Big skies and interesting clouds over the lake.  Someone told me these could formations meant something, but I couldn't remember what it was - pretty helpful!

Back on the bikes
As Allan drove into the small town of Twizel, it was clear it wasn't just us who thought he was a cool guy.  Pretty much every single car we saw had someone beeping and waving to him, and even people on the side of the road waved at him as we drove past - it was like he was the king of Twizel, or at very least the Lord Mayor.  We unloaded our bikes, and headed into the very pleasant town square for breakfast, even though it was nearly midday.  Twizel is apparently a very young town, established in the 1960s while the hydroelectricity scheme was being constructed.  The town was due to be dismantled, but the townsfolk who lived there liked it so much, they lobbied for it to become a permanent settlement (Allan told us all this - I hope he reads this and is impressed with our recall!).  I can see why they enjoyed it so much - on this day the sky was a brilliant blue, the sun was warm, snow covered mountains in the distance, and there was a surprisingly wide range of shops and cafes.  Another nice touch was the council piping music into the town square, at a volume that drowned out the music in the cafe we were sitting at.  Normally I'd find that kind of racket offensive, but when the authorities are blasting you with Get Out Of My Dreams Get Into My Car by Billy Ocean, it's pretty hard to be too upset about it.

We treated ourselves to a big breakfast and coffee in the Twizel town square, to celebrate our escape from Mt Cook

Jer makes a few more adjustments to his setup, next to a monument to retired earth movnig machinery - seriously

Soon we set off on the road to Omarama...

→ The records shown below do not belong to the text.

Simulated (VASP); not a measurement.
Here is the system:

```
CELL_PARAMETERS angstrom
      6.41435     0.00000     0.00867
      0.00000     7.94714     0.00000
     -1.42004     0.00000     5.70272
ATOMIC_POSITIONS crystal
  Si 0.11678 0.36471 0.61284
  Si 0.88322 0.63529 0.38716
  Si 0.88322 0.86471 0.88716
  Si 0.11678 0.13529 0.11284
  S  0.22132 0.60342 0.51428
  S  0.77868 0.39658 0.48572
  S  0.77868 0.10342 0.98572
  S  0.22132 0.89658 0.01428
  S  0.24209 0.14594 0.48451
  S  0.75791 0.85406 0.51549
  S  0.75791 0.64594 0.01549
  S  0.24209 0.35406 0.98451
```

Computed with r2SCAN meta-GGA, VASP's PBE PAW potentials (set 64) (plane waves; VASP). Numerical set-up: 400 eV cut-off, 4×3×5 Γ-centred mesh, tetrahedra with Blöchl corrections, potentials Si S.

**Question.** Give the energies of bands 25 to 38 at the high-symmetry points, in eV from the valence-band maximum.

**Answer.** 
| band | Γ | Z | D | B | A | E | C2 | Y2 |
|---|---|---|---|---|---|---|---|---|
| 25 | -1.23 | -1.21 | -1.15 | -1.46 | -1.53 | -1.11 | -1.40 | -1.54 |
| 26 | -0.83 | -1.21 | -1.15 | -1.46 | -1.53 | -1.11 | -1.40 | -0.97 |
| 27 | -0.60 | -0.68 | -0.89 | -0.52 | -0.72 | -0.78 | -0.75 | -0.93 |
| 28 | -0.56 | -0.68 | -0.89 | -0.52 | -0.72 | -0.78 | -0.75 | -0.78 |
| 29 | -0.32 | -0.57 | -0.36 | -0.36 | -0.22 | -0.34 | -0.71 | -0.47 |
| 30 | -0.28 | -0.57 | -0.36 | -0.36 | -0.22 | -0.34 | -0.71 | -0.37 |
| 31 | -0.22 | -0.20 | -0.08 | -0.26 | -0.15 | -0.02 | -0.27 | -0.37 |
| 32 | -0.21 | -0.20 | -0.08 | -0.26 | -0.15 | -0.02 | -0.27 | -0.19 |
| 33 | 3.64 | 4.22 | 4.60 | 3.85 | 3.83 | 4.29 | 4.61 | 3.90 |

...but not before Jer makes one final adjustment

Return to New Zealand
Jer instantly felt better on his newly adjusted touring bike, and all his pain and sores from previous days seemed to disappear.  His spirits lifted immeasurably, as did mine.  We rolled along through the farmland, with snow capped mountains in the middle distance, and blue skies over our heads.  I suddenly had overwhelming feeling of "I'm back in New Zealand!".  It might sound like an odd thing to say, but over the past few days in Mt Cook, it hadn't felt like I was anywhere - like I was stuck in some kind of international tourist wormhole that could have been at any location anywhere in the world.  I've been to New Zealand a fair bit and I don't know what it is that makes the country what it is, but for me it certainly wasn't at Mt Cook.  As we pedalled along, the anxieties and negativities that had plagued me throughout the trip just evaporated away with every kilometre.  We were in beautiful and vast landscape, with just us, the bikes and the road - some cycle touring was definitely happening.

Rolling across green farmland, with snow dusted mountains to our north

I was riding behind Jer, and it took me a little while to realise something wasn't quite right...

...check out the pannier rack. A bolt had fallen out and the whole thing was nearly rubbing on the rear wheel, courting disaster

Jer unleashes his mad skills to get the Fuji rack mounted properly again.  The bolt must have rattled out on the journey somewhere - it pays to check your gear every now and again Jer!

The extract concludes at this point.